Below is a problem worked out in the Introduction to Algorithms by Cormen et. al.
(I am not having problem with the proof but only I want to clarify the meaning conveyed by few statements in the text while solving the recurrence and the statements are given as ordered list at the end. Simply because I want to master the text.)
$$T(n) = 3T(\lfloor n/4 \rfloor) + \Theta(n^2)$$
Now the authors attempt to first find a good guess of the recurrence relation using the recursion tree method and for that they allow sloppiness and assumes $T(n)=3T(n/4) + cn^2$.
Though the above recursion tree is not quite required for my question but I felt like including it to make the background a bit clearer.
The guessed candidate is $T(n)=O(n^2)$. Then the authors proof the same using the substitution method.
In fact, if $O(n^2)$ is indeed an upper bound for the recurrence (as we shall verify in a moment), then it must be a tight bound. Why? The first recursive call contributes a cost of $\Theta(n^2)$ , and so $\Omega(n^2)$ must be a lower bound for the recurrence. Now we can use the substitution method to verify that our guess was correct, that is, $T(n)=O(n^2)$ is an upper bound for the recurrence $T(n) = 3T(\lfloor n/4 \rfloor) + cn^2$ We want to show that $T(n)\leq d n^2$ for some constant $d > 0$.
Now there are a few things which I want to get clarified...
(1) if $O(n^2)$ is indeed an upper bound for the recurrence. Here the sentence means (probably) $\exists$ a function $f(n) \in O(n^2)$ such that $T(n)\in O(f(n))$
(2) $\Omega(n^2)$ must be a lower bound for the recurrence Here the sentence means probably $\exists$ a function $f(n) \in \Omega(n^2)$ such that $T(n)\in \Omega(f(n))$
(3) $T(n)=O(n^2)$ is an upper bound for the recurrence $T(n) = 3T(\lfloor n/4 \rfloor) + cn^2$ This sentence can be interpreted as follows assume that $T'(n) = 3T'(\lfloor n/4 \rfloor) + cn^2$ and $\exists$ a function $T(n) \in O(n^2)$ such that $T'(n)\in O(T(n))$
(4) $T(n)\leq d n^2$ for some constant $d > 0$ We are using induction to verify to the definition of Big Oh...
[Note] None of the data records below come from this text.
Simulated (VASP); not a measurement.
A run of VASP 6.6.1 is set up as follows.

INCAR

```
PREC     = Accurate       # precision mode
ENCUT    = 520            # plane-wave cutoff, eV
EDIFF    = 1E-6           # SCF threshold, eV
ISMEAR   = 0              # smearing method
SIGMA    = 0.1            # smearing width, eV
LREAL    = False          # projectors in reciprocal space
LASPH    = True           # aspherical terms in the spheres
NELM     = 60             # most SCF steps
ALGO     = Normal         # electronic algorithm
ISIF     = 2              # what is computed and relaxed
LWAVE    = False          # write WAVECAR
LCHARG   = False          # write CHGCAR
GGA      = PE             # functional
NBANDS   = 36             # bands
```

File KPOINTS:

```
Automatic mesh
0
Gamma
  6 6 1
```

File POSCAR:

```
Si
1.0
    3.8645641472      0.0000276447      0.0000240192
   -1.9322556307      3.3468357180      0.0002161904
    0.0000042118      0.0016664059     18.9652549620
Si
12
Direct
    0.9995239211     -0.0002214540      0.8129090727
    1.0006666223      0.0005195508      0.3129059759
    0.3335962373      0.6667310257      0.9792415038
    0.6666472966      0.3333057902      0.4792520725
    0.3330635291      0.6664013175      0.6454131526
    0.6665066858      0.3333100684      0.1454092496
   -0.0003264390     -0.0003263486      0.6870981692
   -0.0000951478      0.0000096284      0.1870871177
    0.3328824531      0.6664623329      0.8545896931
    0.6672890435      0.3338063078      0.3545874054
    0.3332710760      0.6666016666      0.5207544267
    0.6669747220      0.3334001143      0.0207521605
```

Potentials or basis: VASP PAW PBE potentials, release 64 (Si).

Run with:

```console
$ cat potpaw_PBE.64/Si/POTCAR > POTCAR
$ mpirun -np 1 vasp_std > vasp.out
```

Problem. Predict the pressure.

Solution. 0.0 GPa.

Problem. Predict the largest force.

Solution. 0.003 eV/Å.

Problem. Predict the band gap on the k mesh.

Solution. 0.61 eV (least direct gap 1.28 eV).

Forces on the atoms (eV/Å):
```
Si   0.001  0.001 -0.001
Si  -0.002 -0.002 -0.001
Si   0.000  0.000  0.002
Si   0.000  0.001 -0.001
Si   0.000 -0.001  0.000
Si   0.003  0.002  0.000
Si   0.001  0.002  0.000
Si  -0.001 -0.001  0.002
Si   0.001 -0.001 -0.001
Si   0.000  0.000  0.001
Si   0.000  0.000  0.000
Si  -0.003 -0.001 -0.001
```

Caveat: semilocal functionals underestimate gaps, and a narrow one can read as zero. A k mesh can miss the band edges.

I feel that the author could simply have written the $T(n)$ is Upper Bounded by $n^2$ and Lower Bounded by $n^2$ or the author could have simply written $T(n) = O(n^2)$ and $T(n)=\Omega(n^2)$, did the author just use the above style of statements as pointed out in $(1),(2),(3)$ just for more clearer explanation or there are some extra meaning conveyed which I am missing out.